State Bank of Pakistan (SBP) announced bi-monthly monetary policy which reflects a mix trend of improvement and deterioration in the macroeconomic indicators, revealing that the economy is still in a precarious condition due government’s indecision on certain policy measures. In foreign trade the deficit has declined both in current account and merchandise account. But excessive borrowing of government worth Rs. 4.8 trillion has increased the budget deficit. The rate of inflation has gone up from 3.8 percent to 7 percent because of increasing reliance on jacking the rates of indirect taxes, electricity and gas tariffs. The rate of interest has been increased by 150 basis points from the 10.75 percent to 12.25 percent.
After the PTI victory, people expected that the era of adhocism and regressive approach in fiscal and monetary management will come to an end but it did not happen. The confusion on the economic front has exacerbated with the departure of Asad Umer from the finance ministry and incoming of non-elected technocrat Hafiz Sheikh. In media talk after the announcement of “Declaration of Assets” scheme he appeared embarrassed and to be on the run while responding to the questions of reporters.
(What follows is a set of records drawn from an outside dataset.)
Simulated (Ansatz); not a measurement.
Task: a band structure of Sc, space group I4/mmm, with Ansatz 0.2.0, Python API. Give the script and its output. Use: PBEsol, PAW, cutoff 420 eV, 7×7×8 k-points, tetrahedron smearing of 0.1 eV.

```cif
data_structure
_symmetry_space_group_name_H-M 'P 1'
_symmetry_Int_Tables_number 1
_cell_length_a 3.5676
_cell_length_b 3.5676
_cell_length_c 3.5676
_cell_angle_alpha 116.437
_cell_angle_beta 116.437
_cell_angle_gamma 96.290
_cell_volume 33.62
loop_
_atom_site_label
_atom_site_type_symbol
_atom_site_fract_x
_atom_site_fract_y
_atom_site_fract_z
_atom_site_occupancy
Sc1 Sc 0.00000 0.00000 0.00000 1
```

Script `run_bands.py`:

Increase in interest rate will discourage foreign and domestic investment. The growth in domestic and foreign direct investment is inevitable to arrest the downward slide of the economy. Increase in interest rate and open market operation of sale of Treasury bill produces the desired results only when buttressed by fiscal measures of direct taxes. That is why the SBP has subtly advised policy measures to tackle the monster of galloping inflation which will further accelerate if the government relies more on indirect taxes for additional revenue generation of Rs. 700 billion in the budget for next fiscal year. It is high time to impose and recover agriculture tax, substantially reduce the power sector circular debt by eliminating the default of bills to increase the amount of receivables of this sector, restructure or privitise the bleeding state enterprises. Likewise, the income of specialist doctors and lawyers need to be brought under the tax net. Moreover, the documentation of informal sector should not be delayed any more.
The external balance has improved as current account deficit has declined by $ 4 billion due to compression of imports and increase in workers remittances. However, the import bill of petroleum products has gone up. But at the same time rupee is fast shedding its value against the US dollar and other major currencies. The SBP intervention in the form of managed float may not be sustainable without increase in exports. The economic diplomacy of the government is entirely focused on acquiring high interest bearing short term loans from friendly countries and signing of MOUs for investment. It has not even dropped a word about the formulation of long term trade policy to boost exports by exploring new markets and increasing the quantum of exports to the existing destinations. While in opposition, the PTI leadership always agitated that Pakistan’s industry is not competitive because of technological stagnation and always pleaded for giving it protection in trade agreements and its modernization with the induction and indegenisation of latest technologies. But there are no indications to work out a comprehensive policy to make the industry competitive. The confusion on the economic front is damaging the image of PTI government among the people and above all the popularity of the Prime Minister.